News India Congress May Look Towards Priyanka, Says New York Times

Congress May Look Towards Priyanka, Says New York Times

New York, March 7: The influential US newspaper New York Times has described the assembly election results as a "defeat for Nehru-Gandhi dynasty" and has reported that observers are already looking towards Priyanka Vadra.".....Congress's defeat

congress may look towards priyanka says new york times congress may look towards priyanka says new york times

New York, March 7: The influential US newspaper New York Times has described the assembly election results as a "defeat for Nehru-Gandhi dynasty" and has reported that observers are already looking towards Priyanka Vadra.

".....Congress's defeat in the state is a particularly significant setback for Rahul Gandhi, who said on Tuesday that he accepted responsibility for the party's poor showing. Some analysts and political leaders are already beginning to look past  Rahul Gandhi to his younger sister, Priyanka Gandhi Vadra, as a potential political heir.

"Many observers consider Ms. Vadra, who bears a striking resemblance to her iron-willed grandmother, Indira Gandhi, to be more charismatic and a better public speaker than her brother.

"The issue of succession in the Congress Party has attracted attention in recent months because the mother of Mr. Gandhi and Ms. Vadra, Sonia Gandhi, who is the party's current president, spent more than a month abroad last year receiving treatment for an undisclosed ailment.

"Most analysts do not expect any immediate changes at the top of the Congress Party, least of all any moves that involve members of the Gandhi family. In spite of her recent illness, Mrs. Gandhi, 65, remains firmly in charge of the party, and she is not known for making sudden moves. She also keeps her intentions and thoughts to herself, rarely giving interviews or news conferences.

“Congress has no better campaigner, with the possible exception of Priyanka,” Ashutosh Varshney, political scientist at Brown Uniersity, said about Mr. Gandhi. “You can say that is because the Gandhi family does not let anyone else emerge. It is what it is.”

The NYT report said the defeat in UP has called " into question their political mandate at a time when the party and the family are already struggling to advance their agenda in the capital. "

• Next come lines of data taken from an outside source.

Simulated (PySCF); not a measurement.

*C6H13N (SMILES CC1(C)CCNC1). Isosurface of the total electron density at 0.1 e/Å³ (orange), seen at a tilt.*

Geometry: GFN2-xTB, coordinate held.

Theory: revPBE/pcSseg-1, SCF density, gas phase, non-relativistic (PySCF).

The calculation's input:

The report said; "Political analysts said the results in Uttar Pradesh and the four other states holding contests, just two years before national elections, would make it more difficult for Indian policy makers to rally together to bolster a slowing economy and improve the performance of a government that has been under attack for corruption scandals and slow decision making.

"Instead, the outcome suggested that Indian politics would probably remain deeply divided along regional lines for the foreseeable future. Neither of the country's two large national parties — the Congress nor the opposition Bharatiya Janata — appeared to have won a clear mandate on Tuesday. Voters, especially in big states, voted in far bigger numbers for regional parties that they thought would look after their interests better than parties run from New Delhi.

“For the last year or so, the central government has been pretty beleaguered in terms of its authority and its ability to negotiate all kinds of things,” said Pratap Bhanu Mehta, president of the Center for Policy Research in New Delhi. “Those things in the short run have gotten a little harder because it does not carry political authority.”

Political analysts said the Congress Party's poor showing in Uttar Pradesh raised doubts about its ability to win re-election at the federal level in 2014, as well as Rahul Gandhi's prospects as a future prime minister.

“Congress needs more coalition partners to retain power in 2014,” said C.P. Bhambhri, a professor and the former dean of Jawaharlal Nehru University in New Delhi. “It will be difficult for Congress to repeat the 2009 election performance.”

The report had praise for Akhilesh Yadav. It said; "Yadav, 39, transformed the perception of the Samajwadi Party, which his father, Mulayam Singh Yadav, founded and still leads, from thuggish and backward to progressive. In the recent campaign, the younger Mr. Yadav promised free tablet and laptop computers to high school and college students; in earlier elections, the party had pledged to remove computers from government offices to create more jobs.

"His party also benefited because voters grew increasingly disillusioned with Ms. Mayawati, an icon for her fellow Dalits, the lower-caste Hindus once known as untouchables. An enigmatic leader whose supporters often adorned with giant garlands made of cash, Ms. Mayawati, who uses only one name, was tainted by numerous corruption scandals.

"Mr. Yadav's defeat of Ms. Mayawati “is a testimony of the rejection of caste politics vis-à-vis the concerns of development,” said Anil Kumar Verma, the chairman of the political science department at Christ Church College in Kanpur.

'During the campaign, Mr. Yadav was often compared favorably to Mr. Gandhi, 41, who is the great-grandson of India's first prime minister, Jawaharlal Nehru, and who was also trying to transform the perception of his family's party in the state.

"2007, Congress barely won 5 percent of the seats in the Uttar Pradesh state assembly. Mr. Gandhi turned down offers from India's prime minister, Manmohan Singh, to serve in the national cabinet, saying he wanted to focus on Uttar Pradesh, which has long been his family's political base. "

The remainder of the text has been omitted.